Quantum Sensing for Fundamental Physics
Prof. Dr. Claudio Gatti (Frascati, Italy)

Quantum Sensing for High Frequency Gravitational Waves and Axion Dark Matter: Microwave cavities in strong magnetic fields are among the most promising tools for detecting dark-matter axions and high-frequency gravitational waves. These searches rely on the Primakoff and Gertsenshtein effects, which predict the conversion of axions and gravitational waves, respectively, into electromagnetic radiation in the presence of a strong static magnetic field. In a microwave cavity, this interaction leads to the displacement of the vacuum state of the resonant mode, generating a coherent electromagnetic signal. Given the expected signal weakness, developing detectors with sensitivity beyond the quantum limit is crucial. In the C and X bands of the electromagnetic spectrum, superconducting qubits have demonstrated exceptional performance for this purpose. However, strong magnetic fields pose challenges, requiring either signal transport to a shielded region or the use of magnetically resilient devices. Additionally, qubit state readout errors due to noise and dephasing limit sensitivity. These challenges can be mitigated through quantum non-demolition measurements, either by repeating the measurement over time or employing multiple qubits simultaneously. During the seminar, we will discuss ongoing developments at the COLD laboratory of the INFN Frascati National Laboratories, focusing on non-demolitive measurement techniques and the development of magnetically resilient qubits.

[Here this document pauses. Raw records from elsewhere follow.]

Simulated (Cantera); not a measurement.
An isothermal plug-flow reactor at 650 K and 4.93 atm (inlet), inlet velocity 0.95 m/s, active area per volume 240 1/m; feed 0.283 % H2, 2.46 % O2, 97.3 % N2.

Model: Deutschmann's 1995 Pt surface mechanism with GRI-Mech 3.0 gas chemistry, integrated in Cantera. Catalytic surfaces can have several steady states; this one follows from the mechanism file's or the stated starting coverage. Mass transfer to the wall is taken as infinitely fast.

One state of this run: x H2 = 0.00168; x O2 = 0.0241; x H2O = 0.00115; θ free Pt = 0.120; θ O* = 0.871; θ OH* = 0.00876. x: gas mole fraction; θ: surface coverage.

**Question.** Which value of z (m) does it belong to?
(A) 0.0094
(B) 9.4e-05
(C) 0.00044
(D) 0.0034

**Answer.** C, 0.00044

1. R. Moretti et al., “Transmon qubit modeling and characterization for Dark Matter search,” arXiv:2409.05988.
2. A. Rettaroli et al. “Novel two-qubit microwave photon detector for fundamental physics applications,” Nuclear Instruments and Methods in Physics Research A 1070 (2025) 170010.
3. A. D’Elia et al. “Characterization of a Transmon Qubit in a 3D Cavity for Quantum Machine Learning and Photon Counting,” Appl. Sci. 2024, 14(4), 1478.
4. QUAX Collaboration “Search for axion dark matter with the QUAX–LNF tunable haloscope” Phys. Rev. D 110, 022008 (2024).